Sports Medley: Dump
Kroenke (If Only that were Possible) 5 Dec 12
by Tony Medley
Stan Kroenke is, to
me, a Los Angeles villain. Although I had been a 50 yard line Rams
season-ticket holder for decades, I was perfectly willing to have the
NFL stay away from Los Angeles forever. There are reasons that the NFL
is a pretty despicable organization, but that’s not why Kroenke occupies
a spot in my pantheon of villains. It is because he brought the Rams and
the NFL back to Los Angeles.
I always considered
Los Angeles to be the only true major league city in the United States
because it did not have an NFL franchise. I don’t personally know
anybody who wanted, or even cared about, having the NFL back in Los
Angeles. It was a chorus of sportswriters and sportscasters and
politicians who kept bemoaning the fact that there was no NFL team here,
not the ordinary citizen of Los Angeles, who couldn’t have cared less.
The Rams have drawn
flocks of fans to their first few games here and they have telegraphed
their ignorance of the game they think they love by yelling, “We want
Goff!” Sportswriters and sportscasters joined the chorus. None of them
realized that the problem with the Rams isn’t at quarterback. Now
they’ve got Goff and they are silenced and perplexed that the Rams are
just as bad, if not worse, than they were with Case Keenum at
quarterback.
I’m not saying here
that the Rams shouldn’t start Goff. The season is a disaster; might as
well let the kid play and get some experience. The risk is that he gets
massacred because of his horrible offensive line that can’t protect him.
Enter Kroenke again.
He announces that he has signed inept coach Jeff Fisher for another two
years. Last week I detailed the dismal record of UCLA football coach Jim
Mora and wondered what more evidence could be required to convince UCLA
athletic director Dan Guerrero that he wasn’t the answer to UCLA’s
football program. So Guerrero came out, like Kroenke, and gave Mora a
vote of confidence. Mora will make $21 million through 2019 plus
$930,000 in potential performance bonuses. And you wonder why the State
of California has unfunded debt and liabilities of $400 billion when a
person like this with a record of increasing failure can be paid that
kind of money and stay in his job?
Turnabout is fair
play, so here is Rams coach Fisher’s miserable record as Rams head coach
and director of player personnel:
Wins Losses Ties
2012 7
8 1
2013 6
10
2014 6
10
2015 7 9
2016 4 8
That’s 30 wins, 45
losses in five years, a winning percentage of 40%, and, like Mora, he’s
getting worse.
Here’s what I said in
the first week of September about the TV show “Hard Knocks” that
followed the Rams in practice, “…it showed a team that mostly engaged
in silly childish games with balloons and such, and trips to amusement
parks with their significant others and children. It seems as if there
was so little practice that only about half of what HBO showed was
actually devoted to football.”
It should have been
an embarrassment. The show certainly indicated to me that the Rams were
going to be one of the worst teams in the NFL this year, and that’s the
way it’s turned out.
With the loss to the
Saints two weeks ago, Fisher became the second most losing coach in the
history of the NFL, with 163, passing Tom Landry (winner of 2 Super
Bowls, 5 NFC Titles, and 13 division titles) who took 418 games to lose
162 and was a leader in losses due to longevity, not incompetence.

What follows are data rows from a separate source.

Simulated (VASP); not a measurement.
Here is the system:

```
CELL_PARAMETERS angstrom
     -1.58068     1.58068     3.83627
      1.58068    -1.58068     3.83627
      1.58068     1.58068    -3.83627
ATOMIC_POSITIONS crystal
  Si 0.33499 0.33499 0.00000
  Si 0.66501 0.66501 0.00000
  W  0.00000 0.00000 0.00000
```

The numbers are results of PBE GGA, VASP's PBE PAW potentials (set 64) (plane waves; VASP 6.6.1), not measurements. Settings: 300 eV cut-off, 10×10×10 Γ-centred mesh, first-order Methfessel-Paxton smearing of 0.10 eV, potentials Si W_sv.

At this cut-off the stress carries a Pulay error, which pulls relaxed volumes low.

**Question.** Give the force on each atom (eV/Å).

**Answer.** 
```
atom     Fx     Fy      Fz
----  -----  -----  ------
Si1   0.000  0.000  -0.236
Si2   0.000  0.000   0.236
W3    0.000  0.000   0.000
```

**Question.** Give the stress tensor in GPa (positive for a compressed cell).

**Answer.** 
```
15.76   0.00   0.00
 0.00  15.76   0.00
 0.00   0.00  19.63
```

Fisher managed to lose 163 in only 336 games.
After being decimated
by the Patriots Sunday, he is now only one behind the all-time leader,
Dan Reeves. And for this, Krazy Kroenke rewards him with a two year
extension through 2018. Why is Los Angeles saddled with all these
decision-makers who reward failure and don’t know their elbow from third
base about sports?
More stupidity:
Speaking of stupidity, what is Patriots quarterback Tom Brady doing in a
game with four minutes left and his team leading 26-3? In football
anyone can get seriously injured on any play. There is no earthly way
the Patriots could have lost that game in the last four minutes, yet
there was superstar Brady out there risking injury playing the last
throwaway four minutes. In addition to protecting Brady from being
injured playing these meaningless minutes, why wouldn’t any coach use
this opportunity to let his backup quarterback and other bench-warmers
get some playing time? Just because a coach wins a bunch of Super Bowls
doesn’t mean he’s got any common sense.